When I opened the shutters last Friday morning, I saw this:
And I don't mean the orchids!
For the last few weeks a large lorry, probably the same but each week with a different trailer, has been parking itself – with the help of the driver, of course - on the empty parking space along and across our road. As it’s a public space, we can’t do anything about it. And at least the trucker, who probably lives in the area, has the decency to park this mastodon on a spot where it isn’t blocking anybody’s daylight. However, I know that my neighbour across the road, whose daughter has a shop there, is not very happy about it, because it is hard to see the window display from the road and to drive up to the private parking lot which is reserved for the shop’s customers.
Although this is a main road, with a lot of transit traffic, we do live on the edge but still within the residential part of the village and therefore feel that large vehicles like this should park elsewhere; especially as the culprit always arrives late at night, on the eve of the weekend. Nobody ever sees it coming or knows where the driver is going. He usually turns up again very early on Monday morning and disappears before people get up. If it weren’t for its formidable size and 48 to 72 hour presence, you would think it was a phantom truck!
This morning however, the giant was very much alive and kicking when I opened my shutters at 6.15 a.m. In fact, I had been awoken by an unfamiliar rumbling noise. As soon as I looked out of the window I saw what was causing the havoc. The large truck was shaking and smoking while the driver was warming up the engine before taking off to another faraway destination. Yesterday’s snow was piled up against the large wheels and you could see it slowly melting under the warm dark smoke that came out of the exhaust. The driver was nowhere to been seen.
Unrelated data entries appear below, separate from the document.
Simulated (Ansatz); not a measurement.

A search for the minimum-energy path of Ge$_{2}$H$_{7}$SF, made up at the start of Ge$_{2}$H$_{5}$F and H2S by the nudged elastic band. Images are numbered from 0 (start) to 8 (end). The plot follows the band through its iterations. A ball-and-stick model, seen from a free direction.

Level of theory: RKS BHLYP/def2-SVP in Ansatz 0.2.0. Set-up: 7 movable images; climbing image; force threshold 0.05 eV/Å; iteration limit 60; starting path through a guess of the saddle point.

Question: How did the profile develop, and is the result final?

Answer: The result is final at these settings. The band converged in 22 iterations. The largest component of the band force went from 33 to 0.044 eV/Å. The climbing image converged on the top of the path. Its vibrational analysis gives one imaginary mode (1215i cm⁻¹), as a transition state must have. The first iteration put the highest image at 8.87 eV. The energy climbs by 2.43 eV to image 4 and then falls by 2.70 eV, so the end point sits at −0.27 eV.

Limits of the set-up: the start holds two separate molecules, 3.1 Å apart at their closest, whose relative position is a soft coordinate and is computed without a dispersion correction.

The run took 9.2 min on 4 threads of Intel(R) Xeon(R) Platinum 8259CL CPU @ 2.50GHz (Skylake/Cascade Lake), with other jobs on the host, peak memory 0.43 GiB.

While I was in the bathroom, getting ready to go to work, I could hear the constant rumble of the engine. I even had the impression that the ground was slightly shaking. Not an earthquake-kind of shaking, but a slight vibration that made my toes tingle.
By the time I returned to the living room, the asphyxiating pong of the exhaust fumes had penetrated and invaded the apartment ... and the truck had disappeared. When I got home this evening, the smell was almost gone.
I think I’ll heat up some of the chilli con carne that I made on Friday. I’m sure its tantalizing smell will soon cover up the remaining asphyxiating exhaust fumes!